Axiom 1: All bodies are either in motion or at rest. Axiom 2: Each single body can move at varying speeds. Lemma 1: Bodies are distinguished from one another in respect of motion and rest, quickness and slowness, and not in respect of substance. Lemma 2: All bodies agree in certain respects. Lemma 3: A body in motion or at rest must have been determined to motion or rest by another body, which likewise has been determined to motion or rest by another body, and that body by another, and so ad infinitum. Lemma 4: If from a body, or an individual thing composed of a number of bodies, certain bodies are separated, and at the same time a like number of bodies of the same nature take their place, the individual thing will retain its nature as before, without any change in its form. Lemma 5: If the parts of an individual thing become greater or smaller, but so proportionately that they all preserve the same mutual relation of motion-and-rest as before, the individual thing will likewise retain its own nature as before without any change in its form. Lemma 6: If certain bodies composing an individual thing are made to change the existing direction of their motion, but in such a way that they can continue their motion and keep the same mutual relation as before, the individual thing will likewise preserve the same mutual relation as before, the individual thing will likewise preserve its own nature without change of form. Lemma 7: Furthermore, the individual thing so composed retains its own nature, whether as a whole it is moving or at rest, and in whatever direction it moves, provided that each constituent part retains its own motion and continues to communicate this motion to the other parts.
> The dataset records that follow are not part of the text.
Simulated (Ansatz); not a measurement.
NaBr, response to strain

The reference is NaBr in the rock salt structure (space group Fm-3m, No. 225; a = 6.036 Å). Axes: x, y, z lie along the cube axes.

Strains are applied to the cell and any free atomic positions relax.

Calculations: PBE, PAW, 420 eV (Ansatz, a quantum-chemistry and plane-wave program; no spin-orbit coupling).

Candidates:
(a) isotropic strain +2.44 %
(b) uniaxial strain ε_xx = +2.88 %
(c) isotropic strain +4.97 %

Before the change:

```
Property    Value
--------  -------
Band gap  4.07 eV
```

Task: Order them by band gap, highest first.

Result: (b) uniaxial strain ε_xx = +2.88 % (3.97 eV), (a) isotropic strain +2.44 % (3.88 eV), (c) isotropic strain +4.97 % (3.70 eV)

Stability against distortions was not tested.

Lem1 considers Galileo's problem: how are bodies to be distinguished from the space they inhabit; Spinoza argues (as Newton will later affirm) that bodies are not distinguished by anything other than the forces operative within them (stack this up against the "standard model" in particle physics today).
Lem2 contends that all bodies move and establish equilibria.
Lem3 is Spinoza's version of the principle of inertia: the principle is a corollary to the no-vacuum argument: bodies are an infinite totality. Spinoza regards individuals as groups of bodies nominally lumped together so as to communicate their motion to the equilibrium of the whole; the more parts a body has, the more easily it will retain equilibrium.